=doc

=head1 Features of Content Compression for Different Web Clients

- tutorial on practical implementation of web content compression for mod_perl
developers and system administrators of C<Apache-1.3.X>. Version 0.02

=head1 INTRODUCTION

Standard gzip compression significantly scales the bandwidth on HTTP/1.1,
and helps to please clients, who receive the compressed content faster,
especially on dialups.
It's easy to explain to any executive how good it is for him to compress his web traffic.

=item 

On May 21, 2002 Peter J. Cranstone wrote to the mod_gzip mailing list:
I<"..With 98% of the world on a dial up modem,
all they care about is how long it takes to download a page.
It doesn't matter if it consumes a few more CPU cycles if the customer is happy.
It's cheaper to buy a newer faster box, than it is to acquire new customers..">

=back

Indeed, the use of web compression is not that popular to date.
My own observations show that there are only few content providers, who compress their traffic.
I would mention Oracle as the leader, which covers a significant percent
of its on-line documentation with gzip compression.
On Yahoo there are few pages gzipped only.
Even the US governmental sites do not use content compression. Why?

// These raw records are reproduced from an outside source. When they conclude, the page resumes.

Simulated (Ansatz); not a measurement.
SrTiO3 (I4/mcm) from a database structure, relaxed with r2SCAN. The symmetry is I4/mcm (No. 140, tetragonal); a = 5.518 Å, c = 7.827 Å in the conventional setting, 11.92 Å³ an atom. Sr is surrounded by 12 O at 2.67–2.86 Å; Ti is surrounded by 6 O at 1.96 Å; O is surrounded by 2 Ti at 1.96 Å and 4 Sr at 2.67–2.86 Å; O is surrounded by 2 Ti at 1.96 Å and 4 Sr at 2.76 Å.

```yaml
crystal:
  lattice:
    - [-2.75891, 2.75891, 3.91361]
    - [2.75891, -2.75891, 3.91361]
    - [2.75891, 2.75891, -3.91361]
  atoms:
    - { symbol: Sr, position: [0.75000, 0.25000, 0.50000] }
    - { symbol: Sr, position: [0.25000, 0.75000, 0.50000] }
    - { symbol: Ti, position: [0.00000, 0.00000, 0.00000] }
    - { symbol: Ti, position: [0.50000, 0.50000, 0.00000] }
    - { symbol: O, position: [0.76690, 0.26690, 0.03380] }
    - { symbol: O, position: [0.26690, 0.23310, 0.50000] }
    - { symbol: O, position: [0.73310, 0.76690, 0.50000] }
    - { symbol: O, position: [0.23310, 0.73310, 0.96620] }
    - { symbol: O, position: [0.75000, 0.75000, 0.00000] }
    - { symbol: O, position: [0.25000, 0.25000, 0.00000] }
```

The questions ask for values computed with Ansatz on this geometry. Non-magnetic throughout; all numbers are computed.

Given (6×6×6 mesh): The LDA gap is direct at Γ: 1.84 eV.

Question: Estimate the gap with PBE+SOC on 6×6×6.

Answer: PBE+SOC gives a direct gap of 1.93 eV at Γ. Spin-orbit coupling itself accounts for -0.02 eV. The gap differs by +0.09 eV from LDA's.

It is well known, that the success of the content compression depends on quality of both sides
of the request-response transaction.
Since on server side we have 6 open source modules/packages for web content compression (in alphabetic order):

 ·Apache::Compress
 ·Apache::Dynagzip
 ·Apache::Gzip
 ·Apache::GzipChain
 ·mod_deflate
 ·mod_gzip

the main problem deals with fact that some buggy web clients
declare the ability to receive
and decompress gzip data in their HTTP requests, but fail to keep promises
when the response arrives really compressed.
I would not consider the efforts of browser vendors sufficient these days.
Traditionally they do not care enough to inform the network community about their
decompression bugs, and necessity to patch.
Indeed, the content providers traditionally have to care about their web clients
adjusting own server side code.
And it is a very common problem for any of mentioned compression modules.

Basically, we could benefit from the extraction of the client fix-up conditions
out of each data compression module.
It would be convenient to have only one fix-up
module, common to all compression handlers. It should help to

 ·Share specific information;
 ·Simplify the control of every compression module;
 ·Wider reuse the code of the requests' correction;
 ·Simplify the upgrade of clients bug correction code.

Let's see how the Apache architecture helps to solve the problem.

  Note: This approach does not require the immediate reengineering
        of existent compression modules.

=head1 COMMON APPROACH

Content compression details were standardized since HTTP/1.1 (see rfc2068).
In accordance with the main idea, the client initially has to submit
the header C<"Accept-Encoding: E<lt>listE<gt>"> within the data request
to allow server to reply (to the current request) with appropriately compressed data.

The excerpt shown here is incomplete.